AWS Neuron Helm Chart for Kubernetes
- Neuron Device Plugin
- Neuron Scheduler Extension
- Neuron Node Problem Detector Plugin and Recovery Agent
The chart for this project is hosted in https://gallery.ecr.aws/neuron/neuron-helm-chart
The Neuron Device Plugin is enabled by default.
To install the Neuron Device Plugin:
helm upgrade --install neuron-helm-chart oci://public.ecr.aws/neuron/neuron-helm-chart
Prerequisites
- The Neuron Device Plugin is enabled
The Neuron Scheduler Extension is disabled by default.
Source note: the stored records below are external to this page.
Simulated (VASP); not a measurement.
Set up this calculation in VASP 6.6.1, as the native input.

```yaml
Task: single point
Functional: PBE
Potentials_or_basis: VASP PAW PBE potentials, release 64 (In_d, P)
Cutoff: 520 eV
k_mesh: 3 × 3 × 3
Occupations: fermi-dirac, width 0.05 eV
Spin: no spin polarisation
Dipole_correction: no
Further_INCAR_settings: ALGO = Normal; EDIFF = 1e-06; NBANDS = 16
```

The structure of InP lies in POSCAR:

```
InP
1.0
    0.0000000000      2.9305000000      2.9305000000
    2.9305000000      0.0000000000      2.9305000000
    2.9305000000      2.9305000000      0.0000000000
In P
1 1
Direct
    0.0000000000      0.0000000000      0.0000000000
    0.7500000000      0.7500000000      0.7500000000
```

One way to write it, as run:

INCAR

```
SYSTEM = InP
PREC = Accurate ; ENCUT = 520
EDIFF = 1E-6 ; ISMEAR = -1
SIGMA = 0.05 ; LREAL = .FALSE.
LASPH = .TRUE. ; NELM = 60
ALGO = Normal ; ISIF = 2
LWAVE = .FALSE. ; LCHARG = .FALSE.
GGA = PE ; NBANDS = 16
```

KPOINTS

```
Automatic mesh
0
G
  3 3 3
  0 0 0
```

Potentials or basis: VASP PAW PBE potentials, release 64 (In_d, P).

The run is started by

To install the Neuron Scheduler Extension:
helm upgrade --install neuron-helm-chart oci://public.ecr.aws/neuron/neuron-helm-chart \
--set "scheduler.enabled=true"
The Neuron Scheduler Extension uses the multiple scheduler approach by default. To use the default scheduler approach:
helm upgrade --install neuron-helm-chart oci://public.ecr.aws/neuron/neuron-helm-chart \
--set "scheduler.enabled=true" \
--set "scheduler.customScheduler.enabled=false" \
--set "scheduler.defaultScheduler.enabled=true"
Prerequisites
- https://awsdocs-neuron.readthedocs-hosted.com/en/latest/containers/kubernetes-getting-started.html#permissions-for-neuron-problem-detector-plugin
- Neuron Driver >= 2.15
- Neuron SDK >= 2.18
The Neuron Node Problem Detector Plugin is enabled by default.
To install the Neuron Node Problem Detector Plugin:
helm upgrade --install neuron-helm-chart oci://public.ecr.aws/neuron/neuron-helm-chart
The Neuron Node Problem Detector Plugin has "monitor only" mode enabled by default, which disables the Recovery Agent. To also install the recovery functionality:
helm upgrade --install neuron-helm-chart oci://public.ecr.aws/neuron/neuron-helm-chart \
--set "npd.nodeRecovery.enabled=true"
helm uninstall neuron-helm-chart